GBP/USD: Sterling fell 1% on Wednesday as investors’ focus shifted back to the possibility of negative interest rates in Britain and on comments from government officials that not much progress had been made in Brexit negotiations. Britain told the European Union on Wednesday it needed to break a fundamental impasse to clinch a Brexit trade deal by the end of the year and said an agreement on fisheries might not be ready by July. Britain’s negotiator with the EU, David Frost, also reiterated that the UK would not extend the Brexit transition period beyond December. Immediate resistance can be seen at 1.2336 (50% fib), an upside break can trigger rise towards 1.2400 (Psychological level).On the downside, immediate support is seen at 1.2213 (Daily low), a break below could take the pair towards 1.2177 (26th May low).

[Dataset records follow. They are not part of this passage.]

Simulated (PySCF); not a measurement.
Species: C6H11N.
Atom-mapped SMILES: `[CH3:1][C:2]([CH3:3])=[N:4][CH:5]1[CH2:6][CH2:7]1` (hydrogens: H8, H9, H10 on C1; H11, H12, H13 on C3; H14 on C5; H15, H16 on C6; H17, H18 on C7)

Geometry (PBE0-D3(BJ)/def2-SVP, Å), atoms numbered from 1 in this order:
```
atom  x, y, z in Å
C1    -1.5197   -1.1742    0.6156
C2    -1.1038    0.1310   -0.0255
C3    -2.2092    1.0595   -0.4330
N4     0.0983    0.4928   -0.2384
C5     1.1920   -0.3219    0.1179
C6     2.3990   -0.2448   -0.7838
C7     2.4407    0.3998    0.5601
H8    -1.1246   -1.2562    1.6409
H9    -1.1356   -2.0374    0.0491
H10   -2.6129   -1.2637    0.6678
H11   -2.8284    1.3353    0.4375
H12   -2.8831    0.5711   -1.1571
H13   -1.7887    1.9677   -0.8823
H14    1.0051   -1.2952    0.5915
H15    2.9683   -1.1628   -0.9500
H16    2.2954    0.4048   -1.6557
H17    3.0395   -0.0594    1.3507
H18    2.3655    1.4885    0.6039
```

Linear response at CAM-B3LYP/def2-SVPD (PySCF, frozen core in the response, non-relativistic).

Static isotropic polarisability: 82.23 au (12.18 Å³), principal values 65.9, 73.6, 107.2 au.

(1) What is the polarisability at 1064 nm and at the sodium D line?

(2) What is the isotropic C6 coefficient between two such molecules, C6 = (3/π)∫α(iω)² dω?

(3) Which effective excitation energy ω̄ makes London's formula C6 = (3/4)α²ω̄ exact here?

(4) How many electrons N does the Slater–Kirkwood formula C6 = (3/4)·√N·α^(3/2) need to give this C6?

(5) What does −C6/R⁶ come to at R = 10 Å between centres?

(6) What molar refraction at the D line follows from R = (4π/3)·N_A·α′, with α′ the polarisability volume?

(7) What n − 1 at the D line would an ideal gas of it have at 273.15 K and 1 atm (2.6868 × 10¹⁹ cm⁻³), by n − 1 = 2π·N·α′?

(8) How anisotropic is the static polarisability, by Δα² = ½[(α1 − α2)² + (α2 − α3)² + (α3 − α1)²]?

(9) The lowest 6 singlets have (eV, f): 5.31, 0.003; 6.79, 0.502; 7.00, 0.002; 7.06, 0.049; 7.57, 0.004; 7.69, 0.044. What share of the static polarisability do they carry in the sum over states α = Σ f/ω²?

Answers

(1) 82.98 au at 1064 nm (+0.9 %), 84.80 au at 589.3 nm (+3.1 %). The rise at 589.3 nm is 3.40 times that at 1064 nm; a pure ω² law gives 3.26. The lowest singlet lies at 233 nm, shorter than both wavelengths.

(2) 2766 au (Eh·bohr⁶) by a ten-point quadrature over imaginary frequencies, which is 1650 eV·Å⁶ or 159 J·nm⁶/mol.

USD/CAD: The Canadian dollar strengthened against the greenback on Wednesday to its highest in about two-and-a-half months, as reports of a European Union rescue fund supported investor sentiment, helping to offset a pullback in oil prices. The price of oil, one of Canada's major exports, fell after U.S. President Donald Trump said he was working on a strong response to China's proposed security law in Hong Kong. U.S. crude oil futures fell 1.5% to $33.82 a barrel after trading on Tuesday at their highest in more than two months. The Canadian dollar was up 0.1% at 1.3759 to the greenback . Immediate resistance can be seen at 1.3800 (Psychological level), an upside break can trigger rise towards 1.8037 (50% fib). On the downside, immediate support is seen at 1.3733 (38.2%fib), a break below could take the pair towards 1.3607 (23.6% fib).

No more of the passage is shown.